Reckitt Bets on the Man From Pepsi for Some Fizz
(Bloomberg Opinion) -- Reckitt Benckiser Group Plc has appointed Laxman Narasimhan as its new chief executive officer, succeeding Rakesh Kapoor. An outsider should herald a fresh start for a group that was once a superstar, but has more recently become a laggard.
Reckitt has eschewed some of the obvious candidates for the role, such as Tesco Plc’s Dave Lewis or Unilever’s Nitin Paranjpe. It has instead chosen Narasimhan, who joins from PepsiCo Inc., where he was global chief commercial officer.
He’s an unknown quantity outside of the U.S. He had a career spanning almost 20 years at McKinsey, before moving to Pepsi. While he was well-regarded there, its change of CEO might have left him as one of the senior executives who missed out on the top job and was therefore looking for opportunities outside of the soft drinks maker.
And Reckitt has some particular challenges. It has endured a tumultuous few years, following the $16.6 billion acquisition of Mead Johnson in 2017.
Narasimhan should at least bring a burst energy to the group. Kapoor was increasingly worn down by Reckitt’s problems.
The first task of the incoming leader is to revive sales expansion, which has stalled.
He must also complete the integration of Mead Johnson. It did seem as if it was improving, but hit another bump in the road last year, in the form of disruption to a plant in the Netherlands. Not having been involved in the purchase, Narasimhan can take an impartial view on the best way to tackle what increasingly looks like the wrong deal to have done.

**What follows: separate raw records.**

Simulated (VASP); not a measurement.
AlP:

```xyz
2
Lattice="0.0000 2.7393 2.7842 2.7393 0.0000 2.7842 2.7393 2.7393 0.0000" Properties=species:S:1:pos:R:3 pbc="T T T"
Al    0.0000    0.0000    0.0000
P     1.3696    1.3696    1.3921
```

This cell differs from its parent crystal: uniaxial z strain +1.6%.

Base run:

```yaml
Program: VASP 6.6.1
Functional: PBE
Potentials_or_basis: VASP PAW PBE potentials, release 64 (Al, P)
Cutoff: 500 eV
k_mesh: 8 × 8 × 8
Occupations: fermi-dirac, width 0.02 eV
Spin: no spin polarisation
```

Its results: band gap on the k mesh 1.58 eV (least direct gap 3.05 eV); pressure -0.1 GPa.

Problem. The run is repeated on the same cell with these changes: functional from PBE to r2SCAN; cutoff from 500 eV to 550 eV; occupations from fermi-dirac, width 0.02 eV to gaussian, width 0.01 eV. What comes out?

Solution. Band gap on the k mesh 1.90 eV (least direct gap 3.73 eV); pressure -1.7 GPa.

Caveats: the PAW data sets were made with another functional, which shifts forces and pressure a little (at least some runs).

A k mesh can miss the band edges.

Narasimhan must both fit in with Reckitt’s culture, and evolve it. It has a particular hard-driving approach, where cost-cutting to bolster margins is at the forefront. That has gone out of fashion with investors, who want a better balance between top line and bottom line growth. The new CEO will have more scope to warn that margins must come down to facilitate the investment needed to turbocharge sales.
Kapoor reorganized Reckitt into two divisions: one focused on household products, such as Cillit Bang cleaner, and the other on consumer health treatments including Nurofen painkillers. As well as being CEO, Narasimhan will directly lead the health arm.
But the outgoing CEO hadn't yet taken that to its logical conclusion: separating the two units, possibly through a sale of hygiene and home. While Kapoor had earmarked this as a job for mid-2020, it will fall to his successor to complete the task.
A split is not a given: new leaders don’t usually like to take an ax to their empires. There is also a question mark over whether Narasimhan can break up the group, even if he wanted to.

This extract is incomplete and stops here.